Following the South African Reserve Bank’s (SARB) decision to keep interest rates unchanged, FNB confirms that it will maintain its prime lending rate at 10.25% and will review its position following the next SARB Monetary Policy Committee (MPC) meeting in March 2019.
FNB CEO Jacques Celliers says: “After substantial back-to-back fuel price cuts together with stable interest rates and projections of better economic conditions in the year ahead, consumers are able to start 2019 on a positive note. In the year ahead, we will be looking for upturns in business and consumer confidence for evidence that these critical drivers of the economy are turning the corner.”
“The Reserve Bank has indicated that it will follow a path of modest rate hikes over the next two years and for consumers, this means building a small savings buffer into their budgets when they consider a longer-term loan for a house or a new car. We urge consumers to avoid taking on unnecessary debt to cover the cost of day-to-day purchases,” adds Mr Celliers.

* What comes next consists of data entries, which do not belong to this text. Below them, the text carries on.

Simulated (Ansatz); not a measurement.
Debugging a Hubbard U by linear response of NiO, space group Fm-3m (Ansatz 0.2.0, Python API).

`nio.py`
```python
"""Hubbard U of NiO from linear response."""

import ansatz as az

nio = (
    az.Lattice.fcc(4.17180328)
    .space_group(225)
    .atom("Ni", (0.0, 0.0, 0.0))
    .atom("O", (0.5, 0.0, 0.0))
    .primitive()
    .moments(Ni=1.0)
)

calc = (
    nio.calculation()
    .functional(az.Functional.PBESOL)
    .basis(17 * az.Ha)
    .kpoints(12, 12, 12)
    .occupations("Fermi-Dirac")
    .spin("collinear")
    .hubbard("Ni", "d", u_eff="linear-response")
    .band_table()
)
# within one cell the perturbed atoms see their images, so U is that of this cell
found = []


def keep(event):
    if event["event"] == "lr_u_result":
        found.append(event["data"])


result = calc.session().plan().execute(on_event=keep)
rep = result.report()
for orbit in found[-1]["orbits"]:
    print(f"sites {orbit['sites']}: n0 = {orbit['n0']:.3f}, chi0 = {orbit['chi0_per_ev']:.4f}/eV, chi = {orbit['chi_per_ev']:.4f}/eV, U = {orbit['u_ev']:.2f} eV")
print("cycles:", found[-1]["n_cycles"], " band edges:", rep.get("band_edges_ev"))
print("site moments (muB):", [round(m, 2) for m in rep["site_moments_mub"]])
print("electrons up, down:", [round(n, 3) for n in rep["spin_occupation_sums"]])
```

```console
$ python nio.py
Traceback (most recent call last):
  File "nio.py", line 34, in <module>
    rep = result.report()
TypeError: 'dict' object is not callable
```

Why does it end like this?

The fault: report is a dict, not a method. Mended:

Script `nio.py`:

FNB Chief Economist, Mamello Matikinca-Ngwenya says: “The SARB’s decision to keep the policy rate on hold was in line with our expectations. The interest rate hike in November has certainly allowed the SARB time to assess the policy path. While headline inflation is expected to lift this year on the back of higher food prices and a weaker currency, a further moderation in the oil price poses downside risk to our inflation expectations. Our estimates for core inflation for the rest of the year remain relatively conservative, indicating that underlying inflationary pressures remain muted.”
“In line with the Central Bank we view the Rand exchange rate and higher utility rates as the biggest risks to the inflation outlook. Nonetheless, the SARB’s preference for inflation expectations to be anchored at the mid-point of the inflation target, along with tightening global financial conditions, leads us to believe that there is room for a rate hike later this year. In the absence of adverse risks to the inflation outlook, we expect the hiking cycle to be shallow with the SARB hiking rates by 25 basis points this year,” concludes Matikinca-Ngwenya.